KSSno / Klimakverna-pilot-KAPy

Code repository production chain pilot using KAPy. Affects WP2, WP3 and WP3B
0 stars 0 forks source link

(WIP) Test case 7: Metadata filling for variables and indices #9

Open ketilt opened 1 week ago

ketilt commented 1 week ago

Related user stories (same as test case 2):

Sources: \ https://github.com/KSSno/Klimakverna-WP1-WP2-WP3b-WP5/issues/11 \ https://docs.google.com/document/d/12joGOmBR4xNjGW45rXxaNbIMv8jDtqAZL0duI7WlwGk/edit?usp=sharing

Input files

This task relies on output netCDF files from test cases 1 and 5.
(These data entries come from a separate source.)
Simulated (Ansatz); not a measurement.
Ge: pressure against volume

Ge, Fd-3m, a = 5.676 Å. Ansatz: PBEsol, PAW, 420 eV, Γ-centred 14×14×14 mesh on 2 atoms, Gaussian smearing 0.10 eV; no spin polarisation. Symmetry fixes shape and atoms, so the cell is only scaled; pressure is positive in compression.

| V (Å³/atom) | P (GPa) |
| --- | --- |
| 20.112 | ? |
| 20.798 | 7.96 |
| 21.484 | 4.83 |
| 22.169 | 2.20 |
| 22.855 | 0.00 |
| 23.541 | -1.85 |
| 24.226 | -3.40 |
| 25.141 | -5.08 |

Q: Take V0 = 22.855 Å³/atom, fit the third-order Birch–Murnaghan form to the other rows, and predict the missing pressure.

For list of required metadata attributes, see: https://docs.google.com/spreadsheets/d/1L4dwsB3iH11kxyIvqtnhpgJyaKDWvoGgDCg0klff83c/edit#gid=1886269309

Method

This test case builds upon test case 1 (producing a climate index, being a statistical aggregation of other datasets) and loosely on test case 5 (producing a climate variable, a derivative dataset that does not aggregate, and which keeps the same time resolution as its parents). Separate subtasks should be created for each of these cases if needed. The aim of the current test case, is to ensure that when netCDF files are written, they are written with the correct metadata as per the spreadsheet above.

Metadata fields can have different origins, including:

The purpose of this test case is to identify this distinction; to conclude what information we should require a "dataset producer" to provide; and to implement the proper setting of metadata fields.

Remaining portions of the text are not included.